FolkestoneJack's Tracks

Sightseeing in Cluj-Napoca

Posted in Cluj-Napoca, Romania by folkestonejack on October 4, 2015

A bright morning beckoned, so I took myself off on a two hour walk around Cluj-Napoca to round off my week in Romania. I had already been given a wonderful view of the Orthodox Metropolitan Cathedral at sunrise from my hotel. The cathedral was built between 1923 and 1933 so it’s not really that old, but it has certainly stamped its mark on the skyline of the city.

The Dormition of the Theotokos Cathedral at sunrise

The Dormition of the Theotokos Cathedral at sunrise

Wonderful architecture abounds and the incredible church building program we have seen across Romania is visible here too with a Greek Catholic cathedral under construction to rival the stunning Romanian Orthodox basilica (or Dormition of the Theotokos Cathedral to give it the correct title).

The official title of the new cathedral is Catedrala „Martirilor şi Mărturisitorilor sec. al XX-lea” (which I believe translates as the cathedral of the martyrs and confessors of the twentieth century). Construction of the cathedral has been a rather long winded affair. Work started on 27th January 1991 but stopped in 1999 when the money ran out.

Over a decade would pass before building works resumed. This year the fifth and final stage has begun, which will see the completion of the dome topping the building and take the cathedral to its full height of 48 metres (you can see a picture of how the finished cathedral will look in the article Catedrala din Piaţa Cipariu ar putea fi gata în 2015).

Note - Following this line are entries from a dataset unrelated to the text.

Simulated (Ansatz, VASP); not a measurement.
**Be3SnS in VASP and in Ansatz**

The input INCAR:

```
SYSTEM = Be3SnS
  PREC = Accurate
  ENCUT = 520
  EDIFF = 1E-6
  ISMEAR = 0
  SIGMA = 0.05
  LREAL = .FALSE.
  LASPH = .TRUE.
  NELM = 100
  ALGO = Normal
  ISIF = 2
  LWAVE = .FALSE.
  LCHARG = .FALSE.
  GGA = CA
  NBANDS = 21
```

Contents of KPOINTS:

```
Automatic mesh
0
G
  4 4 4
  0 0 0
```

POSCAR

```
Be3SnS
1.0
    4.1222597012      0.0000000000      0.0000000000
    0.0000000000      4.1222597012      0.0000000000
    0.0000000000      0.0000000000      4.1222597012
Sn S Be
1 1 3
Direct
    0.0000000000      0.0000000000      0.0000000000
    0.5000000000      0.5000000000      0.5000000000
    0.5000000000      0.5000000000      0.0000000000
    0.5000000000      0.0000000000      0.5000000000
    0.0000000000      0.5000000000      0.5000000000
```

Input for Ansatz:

Catedrala „Martirilor şi Mărturisitorilor sec. al XX-lea”

The Greek=Catholic Cathedral under construction

Around midday I checked out of the hotel and headed to the airport for my homeward journey. The first flight, on a TAROM ATR 42 to Bucharest was twenty five minutes late departing but miraculously ended up only five minutes late by the time it landed. I had plenty of time to make my connection and before long was back on a British Airways flight to London.

The week long tour of steam in Romania has been a pleasure from start to finish, despite the challenging conditions for photography. I can’t see myself coming back anytime soon, but I would recommend it to anyone else. It’s a wonderful adventure and if you get the sun on your side too…


Clouds over Cluj

Posted in Cluj-Napoca, Romania, Vișeu de Sus by folkestonejack on September 26, 2015

The morning turned out to be as grey as predicted, though nowhere near as wet. A wander through town took me into the striking Orthodox Metropolitan Cathedral (1923-1933) and the austere Roman-Catholic Cathedral of St Michael (1390) before heading up to Cetăţuia Hill for a view across town. It looks like an interesting city with plenty of beautiful buildings, though perhaps better seen on a less gloomy day!

A view of Cluj-Napoca from Cetăţuia Hill

A view of Cluj-Napoca from Cetăţuia Hill

After negotiating the many pavement works in the centre of town (often helpfully arranged on both sides of the road at the same time to thwart the pedestrian) I made it back to my hotel, checked out and headed back to the airport to meet up with the tour group I am spending the next week with. I held out some hope for the week ahead after the skies unexpectedly cleared and the sun began to shine in defiance of the forecasters.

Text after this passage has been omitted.